The file-system utility word above works on file-system tuples that contain cross-platform information like the device name, the mount point, the number of free, used, and total bytes. A file-system tuple on Unix has all of the file-system information found in both statfs and statvfs while a Windows file-system object has the device-id, volume name, and byte usage slots. There is not a single win32 API call that gives as much information as on Unix systems -- instead I call a combination of GetDiskFreeSpaceEx, FindFirstVolume, GetVolumePathNamesForVolumeName, GetVolumeInformation.
On every Unix besides Linux, there is a member of the statfs or statvfs structure that gives you the file-system that contains the file. So, I had to roll my own for it to work the same way across all platforms. The algorithm is pretty simple: the follow-links word follows links up to 10 times (configurable) and once it stops, finds the parent directory and follows the links again until the directory is a member of the directories in the /etc/mtab file. If there is circularity or a broken link, it throws an error.

FreeBSD
( scratchpad ) "/" file-system-info .
T{ freebsd-file-system-info
{ device-name "/dev/da0s1a" }
{ mount-point "/" }
{ type "ufs" }
{ available-space 368117760 }
{ free-space 409702400 }
{ used-space 110110720 }
{ total-space 519813120 }
{ block-size 2048 }
{ preferred-block-size 2048 }
{ blocks 253815 }
{ blocks-free 200050 }
{ blocks-available 179745 }
{ files 65790 }
{ files-free 61501 }
{ files-available 61501 }
{ name-max 255 }
{ flags 20480 }
{ id { 0 0 } }
{ version 537068824 }
{ io-size 16384 }
{ owner 0 }
{ syncreads 0 }
{ syncwrites 0 }
{ asyncreads 0 }
{ asyncwrites 0 }
}
Windows XP 64
( scratchpad ) "k:\\" file-system-info .
T{ win32-file-system-info
{ device-name "" }
{ mount-point "k:\\" }
{ type "NTFS" }
{ available-space 174530142208 }
{ free-space 174530142208 }
{ used-space 225547444224 }
{ total-space 400077586432 }
{ max-component 255 }
{ flags 459007 }
{ device-serial 3695676537 }
}
The Factor build farm will start using file-system-info to report when a drive fills up pretty soon.

Sorting by tuple slots

Factor's sorting has been extended to support sorting tuples by multiple slots, one after the other. In a music player application, you may wish to sort your songs first by artist, then by album, then track number. If you had a tuple representing every song, the code for such a sort is now very easy:
{ { artist>> <=> } { album>> <=> } { track>> <=> } } sort-by-slots
The main word at work is sort-by-slots ( seq sort-specs -- seq' ), where a sort-spec is an accessor paired with a comparator, one of <=>, >=<, human-<=>, human->=<. Human sort first converts consecutive digits to integers and then makes the comparison, e.g. { "a1" "a10" "a03" "a2" } sorts as { "a1" "a2" "a03" "a10" } instead of { "a03" "a1" "a10" "a2" }, as it would with natural-sort.

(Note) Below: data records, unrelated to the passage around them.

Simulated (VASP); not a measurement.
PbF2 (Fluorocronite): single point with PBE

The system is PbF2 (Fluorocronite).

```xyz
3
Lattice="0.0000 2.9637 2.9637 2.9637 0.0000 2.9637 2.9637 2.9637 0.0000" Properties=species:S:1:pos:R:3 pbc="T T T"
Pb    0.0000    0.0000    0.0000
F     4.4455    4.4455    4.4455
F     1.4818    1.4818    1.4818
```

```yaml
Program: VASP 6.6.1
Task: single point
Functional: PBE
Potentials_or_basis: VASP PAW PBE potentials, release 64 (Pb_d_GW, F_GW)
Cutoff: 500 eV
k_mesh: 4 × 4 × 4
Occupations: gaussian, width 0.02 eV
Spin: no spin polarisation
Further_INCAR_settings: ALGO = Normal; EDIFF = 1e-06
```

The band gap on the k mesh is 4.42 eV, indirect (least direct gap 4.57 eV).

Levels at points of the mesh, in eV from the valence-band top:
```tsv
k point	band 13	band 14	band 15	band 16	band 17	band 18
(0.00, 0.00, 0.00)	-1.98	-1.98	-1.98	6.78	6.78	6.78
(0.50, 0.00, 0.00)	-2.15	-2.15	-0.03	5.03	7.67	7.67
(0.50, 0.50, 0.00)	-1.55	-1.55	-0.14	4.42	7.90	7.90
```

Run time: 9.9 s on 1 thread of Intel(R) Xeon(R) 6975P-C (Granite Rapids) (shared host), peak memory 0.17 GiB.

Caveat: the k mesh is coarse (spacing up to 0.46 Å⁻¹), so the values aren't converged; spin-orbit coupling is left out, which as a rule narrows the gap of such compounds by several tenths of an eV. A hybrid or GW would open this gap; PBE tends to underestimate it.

Sorting in reverse order is possible with the new operator >=<, which inverts the result of the <=> comparator. To sort a playlist by the most played songs in reverse order (most played first):
{ { play-count>> >=< } } sort-by-slots

Source code for sort-by-slots

: slot-comparator ( accessor comparator -- quot )
'[ [ _ execute ] bi@ _ execute dup +eq+ eq? [ drop f ] when ] ;

MACRO: compare-slots ( sort-specs -- <=> )
#! sort-spec: { accessor comparator }
[ first2 slot-comparator ] map '[ _ 2|| +eq+ or ] ;

: sort-by-slots ( seq sort-specs -- seq' )
'[ _ compare-slots ] sort ;
First, a bit about how Factor's sort ( seq quot -- sortedseq ) word works. It expects a quotation that compares two objects lexicographically, which is element by element in dictionary order. Thus, the macro compare-slots expands the sort-specs into a quotation that compares tuples slot-by-slot until there is a difference. The macro-expansion for the first example looks like this:
( scratchpad ) [ { { artist>> <=> } { album>> <=> } { track>> <=> } } compare-slots ] expand-macros .
f 2 [
\ artist>> \ <=> [ [ execute ] curry bi@ ] dip execute
dup +eq+ eq? [ drop f ] when
] [ [ drop ] dip ndup ] dip call dup
[ 2 [ ndrop ] curry dip ] [
2 [
\ album>> \ <=> [ [ execute ] curry bi@ ] dip execute
dup +eq+ eq? [ drop f ] when
] [ [ drop ] dip ndup ] dip call dup
[ 2 [ ndrop ] curry dip ] [
2 [
\ track>> \ <=> [ [ execute ] curry bi@ ] dip
execute dup +eq+ eq? [ drop f ] when
] [ [ drop ] dip ndup ] dip call dup
[ 2 [ ndrop ] curry dip ]
[ 2 [ drop ] dip ndrop t [ f ] [ no-cond ] if ] if
] if
] if +eq+ or

The macro first extracts the slots and compares with the first comparator. If the comparator returns +lt+ or +gt+ then the comparison is over, but if the comparator returns +eq+ then the next comparison is invoked and the sort continues in the same way. Notice that the slot-comparator word replaces +eq+ with f to avoid short-circuiting the iteration done by 2||. The final sort-by-slots word is a trivial call to sort with the new comparator word we just defined.

Algorithmic complexity and ideas for improvement

The sorting bound is still O(n log n) for time, but of course the more comparators that you need to break ties, the longer the algorithm will take to run.
If your data has to be sorted anyway, it's possible to sort and then split the data into related slices using a sequence of accessors like the above. You could then compute the playing time of every album, or find your most-played song from every artist. Splitting with the same accessors takes O(n) time, but the odds are that you probably won't have already sorted the data. So for unsorted data, there is a more efficient way to extract features -- you can instead partition it in O(n) time and find features on each partition, avoiding sorting altogether. This will be the subject of a future blog post.